Many people do not anneal and have not seen adverse affects. I haven't annealed since I tested it for myself.
I meant in the context of a workflow that includes annealing it should be done before sizing. It's not strictly necessary to anneal, especially if you're not concerned with case life.

Annealing in general is important for case life and batch to batch consistency. Case life is the biggest advantage of annealing. Annealing before sizing rather than after sizing is important because it will affect both the amount and consistency of spring back. Brass hardness will affect how a case reacts when fired, and annealing every loading keeps hardness consistent. It helps with consistent neck tension.

Many people don't anneal hot enough or long enough, which makes it seem ineffective. It doesn't make a difference in every situation, so it's possible to anneal properly and see little to no change.
 
My process is perhaps too labor intensive, mostly because I don't like the idea of running dirty brass in my dies. I start by depriming because I wet tumble next, and I find the water and pins drain better without primers + I like clean primer pockets. Then I anneal, then size the brass using Unique lube. Then I wash the brass again - not a tumble with media, just a warm bath with carwash soap. After all that, I trim as needed, then prime.
 
I meant in the context of a workflow that includes annealing it should be done before sizing. It's not strictly necessary to anneal, especially if you're not concerned with case life.

Annealing in general is important for case life and batch to batch consistency. Case life is the biggest advantage of annealing. Annealing before sizing rather than after sizing is important because it will affect both the amount and consistency of spring back. Brass hardness will affect how a case reacts when fired, and annealing every loading keeps hardness consistent. It helps with consistent neck tension.

Many people don't anneal hot enough or long enough, which makes it seem ineffective. It doesn't make a difference in every situation, so it's possible to anneal properly and see little to no change.
How do you measure consistent neck tension? I am assuming you are saying after you anneal and resize you check every cases ID? Have you done the same not annealing and seen variances in that measurement? Just curious. I ran a test with a 300 PRC and a 28 Nosler running the same load. The primer pockets gave out before the neck and it had zero affect on accuracy either way. I am in the keep it simple stupid camp. If it something has no gain in accuracy it's just an extra step with no return on investment which in this case is time.
 
Koda_, if you don't clean, or at least wipe down, your brass before sizing, you *will* ruin your dies unless you simply don't shoot very much. The debris left after firing will lead to scratches in your die (even carbide pistol dies) that will lead to scratches in your brass. If you don't care how your brass looks then don't worry about it. Personally, I want my brass looking like factory, clean inside and out, with clean primer pockets, too.

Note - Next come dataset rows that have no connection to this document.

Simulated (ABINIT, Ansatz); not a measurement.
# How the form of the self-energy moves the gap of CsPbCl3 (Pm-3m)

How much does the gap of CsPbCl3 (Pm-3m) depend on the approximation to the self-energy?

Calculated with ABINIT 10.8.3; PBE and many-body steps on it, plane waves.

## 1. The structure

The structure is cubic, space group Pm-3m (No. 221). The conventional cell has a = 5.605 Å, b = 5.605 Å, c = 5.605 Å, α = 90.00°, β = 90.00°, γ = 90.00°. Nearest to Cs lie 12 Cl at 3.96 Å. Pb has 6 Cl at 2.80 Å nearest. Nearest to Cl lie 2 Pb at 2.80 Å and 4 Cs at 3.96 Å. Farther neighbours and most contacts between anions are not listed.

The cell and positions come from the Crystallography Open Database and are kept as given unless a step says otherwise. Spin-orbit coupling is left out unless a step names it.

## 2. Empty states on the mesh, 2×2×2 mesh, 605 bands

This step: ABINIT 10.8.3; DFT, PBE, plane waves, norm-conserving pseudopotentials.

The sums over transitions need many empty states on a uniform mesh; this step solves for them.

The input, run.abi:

Actually, I've reloaded hundreds of thousands of pistol rounds without cleaning primer pockets and never had a single problem (I had a commercial operation back in another life). I can't say why I've gotten so anal about having clean brass these days but it is the way it is now!

With pistol cases, I decap, then wet tumble with steel pins and Boretech brass cleaner (wonderful stuff, BTW), then lube, size, flare and wash again (I use RCBS lube, which washes off easily with water). For rifle brass, I decap, tumble like the pistol ammo, then lube (Imperial wax) and size. I wipe the cases down before loading but since there is nothing on the inside of the case, that's all I think is necessary.

In the last 50 or so years I've had just one round that failed to go bang. It was, in fact, just a few days ago, a 9mm round, probably loaded around 2009 or so. I'm not 100% why it failed, but the primer had gone off without setting the 4.0 grains of W231 off. There is only one explanation, that I loaded a round that had not been decapped (the powder looks perfect and the lead bullet didn't move). I don't take near as much care when loading practice ammo as I do when loading SD/HD ammo and this was an old round, so I guess it's possible. But it's a first in over a million rounds total! Except for rounds that got "Dillonized" in my Dillon 1000 presses (that should give you a hint of how long ago it was!) and were easily spotted in the final inspection, I never had a single failure come back to me.

I like reloading and I like my ammo to reflect the time and precision I put into it. My SD ammo is 100%, compared to (maybe) 99% of factory. By the time I finish inspection on factory SD ammo, it probably hits that 99% but I'm willing to bet most folks simply take the ammo out of the box and load their magazines, then go about their day not even thinking about it. Not me, I've seen (and have) too many factory rounds that either wouldn't chamber, had primers too high or primers reversed to trust any of them with my life. I carefully inspect all of my carry ammo, make sure the bullet is tight, check the primers for seating depth and orientation and then chamber check each round. Cheap insurance for your life!
And hey, it keeps me off the streets!